12th Annual Report on Commercial Production/Top Spots ’97: Jammin’ on animation for Coke

*In This Report

BEHIND THE SCENES WITH TOP SPOTS WINNERS:

Direction/cinematography B3

Editing B4, B6

Art Direction B7

Animation B8

Sound B10, B11

Performance B12

THE YEAR IN SPOTS SURVEY:

Canadian commercial production houses B14

Canadian animation houses B20

* * *

As the leaves began to change colors, students stuffed books into backpacks and headed back to school and football made a comeback, Coca-Cola was ready for a fresh new spot with a fall theme encompassing all of these elements related to the transitional season.

The Brief: The agency, McCann Erickson, Atlanta, was looking for an illustrator with ‘a cool and interesting style’ to team up with Toronto’s Cuppa Coffee Animation to produce something unprecedented which would incorporate the required generic stock footage of happy people pouring and enjoying Coke in a spot with a ‘Fall Mindset.’

The Concept: After checking out many different illustrators, the u.s. agency selected New York-based Rich Borge to produce some 2D and 3D elements and images out of a variety of materials such as wood, paper and fabric.

Although the agency at this point was unsure how the spot would work, the plan was for Borge to work in collaboration with Cuppa Coffee, which would bring its own design to the table, complementing Borge’s creative and bringing life and motion to his drawings and props.

Since the original boards were conceived well before an illustrator was on board they were vague and needed to be revamped by the imaginations of Borge, Cuppa exec producer Adam Shaheen and director Justin Stephenson on a trip to the Big Apple where the three hung out ‘jammin’ on ideas.’

What they came up with was a concept to build three different wooden boxes, very organic in nature, with bits of tape, peeling paint and the qualities of something handmade that held, somewhat abstractly, the Coca-Cola logo shot under a motion-control system.

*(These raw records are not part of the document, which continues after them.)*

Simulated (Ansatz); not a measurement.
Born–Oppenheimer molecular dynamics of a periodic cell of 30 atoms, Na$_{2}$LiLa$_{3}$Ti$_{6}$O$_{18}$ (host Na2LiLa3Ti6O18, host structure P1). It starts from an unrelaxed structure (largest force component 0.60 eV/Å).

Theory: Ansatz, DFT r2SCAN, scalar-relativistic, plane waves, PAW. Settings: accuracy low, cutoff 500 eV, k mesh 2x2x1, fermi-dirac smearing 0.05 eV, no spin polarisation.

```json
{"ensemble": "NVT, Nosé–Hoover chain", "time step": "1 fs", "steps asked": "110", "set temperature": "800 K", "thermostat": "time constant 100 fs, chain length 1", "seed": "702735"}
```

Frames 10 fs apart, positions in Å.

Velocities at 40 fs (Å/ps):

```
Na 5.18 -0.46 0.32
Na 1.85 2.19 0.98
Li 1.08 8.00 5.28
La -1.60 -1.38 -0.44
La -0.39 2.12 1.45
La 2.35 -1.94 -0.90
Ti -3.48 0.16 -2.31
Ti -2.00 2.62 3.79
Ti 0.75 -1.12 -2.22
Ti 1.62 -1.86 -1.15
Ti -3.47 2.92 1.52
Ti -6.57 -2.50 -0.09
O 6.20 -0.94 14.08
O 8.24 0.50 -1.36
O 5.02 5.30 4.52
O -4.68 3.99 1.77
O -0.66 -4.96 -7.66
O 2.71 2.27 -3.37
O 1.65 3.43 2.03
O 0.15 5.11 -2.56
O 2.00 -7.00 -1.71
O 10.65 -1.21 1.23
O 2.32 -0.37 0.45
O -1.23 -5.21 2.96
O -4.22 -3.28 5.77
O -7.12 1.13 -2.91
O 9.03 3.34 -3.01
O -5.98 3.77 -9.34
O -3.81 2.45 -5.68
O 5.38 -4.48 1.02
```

Short, wide and tight camera moves across the boxes meant they could light them in an interesting way, allowing the dimensions and depth to be apparent.

Next Borge created a rotating apple, a flower made out of wood and a bus, among other things, all of which were shot and composited in and around the live-action stock footage in the After Effects suite, where 90% of the spot was put together. Some of the online and final posting were done on a Henry at Command Post.

Stephenson says what makes this spot interesting is that it integrates things that are more technologically based, like compositing, with those that are more organic, like stop-motion animation.

‘It is an integration of two almost mutually exclusive techniques, stop-motion and post-production layering,’ says Stephenson. ‘It is kind of exciting and has a very different feel.’

The biggest challenge of the project was to integrate the mandatory crisp clean stock footage shots of people drinking Coke and work them somewhat seamlessly into the very organic stop-motion animation piece by adjusting colors and levels, adding noise, defocusing and basically just messing up the pictures so that they matched the new and natural background.

Shaheen says Cuppa Coffee’s visually innovative, eclectic style and reputation for working with those who don’t necessarily have a background in animation, like Borge, helped land them the job.

But he says he sells Cuppa on the fact that it is full of people who are non-traditional animators. ‘I look for people who are from an illustrator background or an experimental film or animation background, theater design, photography, whatever, sometimes everything but animation.’

And as we move out of the fall and into the dreaded Canadian winter a new Cuppa Coke spot will soon be hitting the airwaves, this time a ‘Christmas Mindset,’ on which Shaheen will once again be working with an illustrator (this time out of Toronto). The new spot will also incorporate different elements but with more of a dimensional stop-motion set and characters, taking it through the same process in order to produce a slightly different feeling.